IKEA challenged convention in its choice of raw materials: in the 1960s,
the company led the trend to replace teak with less costly oak materials,
and in the 1970s it championed acceptance of inexpensive pinewood
furniture.
Cost control was paramount – company mythology relates the stories
of Kamprad driving around a city at night in order to find an
appropriately economical hotel and preventing a senior executive from
flying first-class to an important meeting. IKEA’s value statement,
Testament of a Furniture Dealer, which Kamprad wrote in 1976 to
communicate the IKEA vision within an increasingly dispersed
organisation, stressed that ‘expensive solutions . . . are often signs of
mediocrity. We have no interest in a solution until we know what it costs’.
The company website promotes the IKEA value of ‘finding simple
solutions, scrimping and saving in every direction. Except on ideas’.
The IKEA retail experience was standardised with a strict conformance
to a tight specification, whether it applied to in-store displays, the traffic
flow, which maximised customers’ exposure to products by taking them
through a four-leafed clover pattern, or in-store facilities.

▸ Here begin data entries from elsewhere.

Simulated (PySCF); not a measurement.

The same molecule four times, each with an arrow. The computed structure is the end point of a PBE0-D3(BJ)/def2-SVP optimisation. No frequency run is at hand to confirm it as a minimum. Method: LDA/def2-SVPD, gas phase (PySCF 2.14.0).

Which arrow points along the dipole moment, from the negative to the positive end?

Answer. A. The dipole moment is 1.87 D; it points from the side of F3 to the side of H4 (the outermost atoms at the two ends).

Unlike traditional furniture retailers who relied heavily on in-store sales
as a key promotion tool, Kamprad followed an aggressive and
unconventional marketing strategy to pull customers into the stores,
where displays, catalogues and good layout combined into highly cost-
effective ‘silent salesmen’. Advertisements consistently positioned IKEA
as a non-conformist within the industry.
New store openings were rolled out with military-style precision, with
three distinct waves of activity: a ‘construction’ phase to establish the
new store, a ‘build-up’ team to ready the staff and operations for
opening, and an ‘operations’ phase which would kick in around one year
after store opening. Where innovations in individual stores such as in-
store cafés and supervised play areas for children were successful, they
were progressively implemented across the retail network.